During the six months prior to this legal action being taken, Diplomatie Judiciaire had also published a number of reports about serious dysfunction at the ICTR at every level of its structure. A judge had made oral threats of legal action against me for contempt of court, as had a defense lawyer, both of whom had been exposed in our paper for actions that sparked a crisis between the ICTR and genocide survivor organizations in Rwanda. UN investigators had let me know they wanted to interrogate me about my sources on another story, and they had intimidated some of my contacts. Five days before this secret court action was taken against me, my newspaper had begun to publish a series of investigative articles I wrote that would result in an indictment made against a Rwandan general being recognized as a sham. (Three months later, the prosecutor was forced to withdraw all the charges against him.)

In short, the legal offensive against Diplomatie Judiciaire was launched at a moment when the ICTR and its prosecutor’s office, in particular, were being confronted by critical investigative coverage. The stated grounds for the proceedings — contempt of court for violating an ICTR witness protection order and concern about Karangwa’s safety — were clearly not the primary motivation of the prosecutor for this action. On the contrary, it was threatening to prosecute Karangwa for genocide in reprisal for his involvement with a defense team. Furthermore, Karangwa was living legally in The Netherlands, and he agreed that I’d interviewed him. (He was quoted in the story, a fact the judges used in their decision by saying that the witness had de facto waived his rights for protection.) In reality, the contempt of court procedure appeared to be plainly a way to silence a newspaper that had become too critical of the court.

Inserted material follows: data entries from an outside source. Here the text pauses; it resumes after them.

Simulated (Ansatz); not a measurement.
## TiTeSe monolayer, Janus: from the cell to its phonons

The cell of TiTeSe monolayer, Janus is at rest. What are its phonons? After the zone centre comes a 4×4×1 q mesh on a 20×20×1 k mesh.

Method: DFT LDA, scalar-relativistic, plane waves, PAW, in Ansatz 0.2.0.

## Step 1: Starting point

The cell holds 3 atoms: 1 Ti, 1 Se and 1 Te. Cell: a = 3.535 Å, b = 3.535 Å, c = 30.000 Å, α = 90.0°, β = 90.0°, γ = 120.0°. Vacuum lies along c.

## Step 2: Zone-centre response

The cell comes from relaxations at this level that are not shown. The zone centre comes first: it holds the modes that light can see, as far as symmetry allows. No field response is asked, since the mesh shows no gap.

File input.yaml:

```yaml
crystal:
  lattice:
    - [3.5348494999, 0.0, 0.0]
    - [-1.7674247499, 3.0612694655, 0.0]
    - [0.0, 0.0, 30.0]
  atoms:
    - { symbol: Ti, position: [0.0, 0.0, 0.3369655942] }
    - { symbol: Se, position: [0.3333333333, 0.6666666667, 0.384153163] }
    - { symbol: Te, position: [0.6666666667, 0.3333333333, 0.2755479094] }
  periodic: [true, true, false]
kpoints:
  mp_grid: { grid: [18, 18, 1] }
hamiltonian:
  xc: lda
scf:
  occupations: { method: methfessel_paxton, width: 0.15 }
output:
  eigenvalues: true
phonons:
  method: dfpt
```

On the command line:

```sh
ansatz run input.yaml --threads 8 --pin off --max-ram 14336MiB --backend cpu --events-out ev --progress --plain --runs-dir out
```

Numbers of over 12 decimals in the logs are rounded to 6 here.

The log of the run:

Clearly, the intent in many of these cases is a desire by the prosecutor to restrict the work of the news media. According to the judges’ ruling in my case, the prosecutor’s office had requested that no one should be allowed to reveal "any information to the public, media or any other party not directly involved about the drafting of the motion, the chamber’s decision on the motion, or any other impact the motion might have." If convicted, my paper would have been forced to withdraw its article from the public domain and do so secretly without offering any explanation. This provided us with evidence that the aim of the prosecutor’s office was to suppress the article’s content rather than punish an alleged violation of a court order that had put a witness in danger.

Organizations with the mission of protecting journalists have, for the most part, said little about these legal actions against journalists. Such silence is troubling. In democratic societies, journalists breach confidentiality measures and defy court orders when they believe the public interest outweighs the need for secrecy. And it is the job of journalists to find out information that some parties in a trial want kept secret. Yet these reporters face threats and intimidation and legal action and receive little or no support from their journalistic colleagues. The reticence of these media organizations to highlight these difficulties and the unwillingness of journalists to report on what happens to their press colleagues needs to be overcome. These judicial institutions should be monitored with vigor, just as any institution entrusted with such serious powers requires oversight by the public’s watchdogs.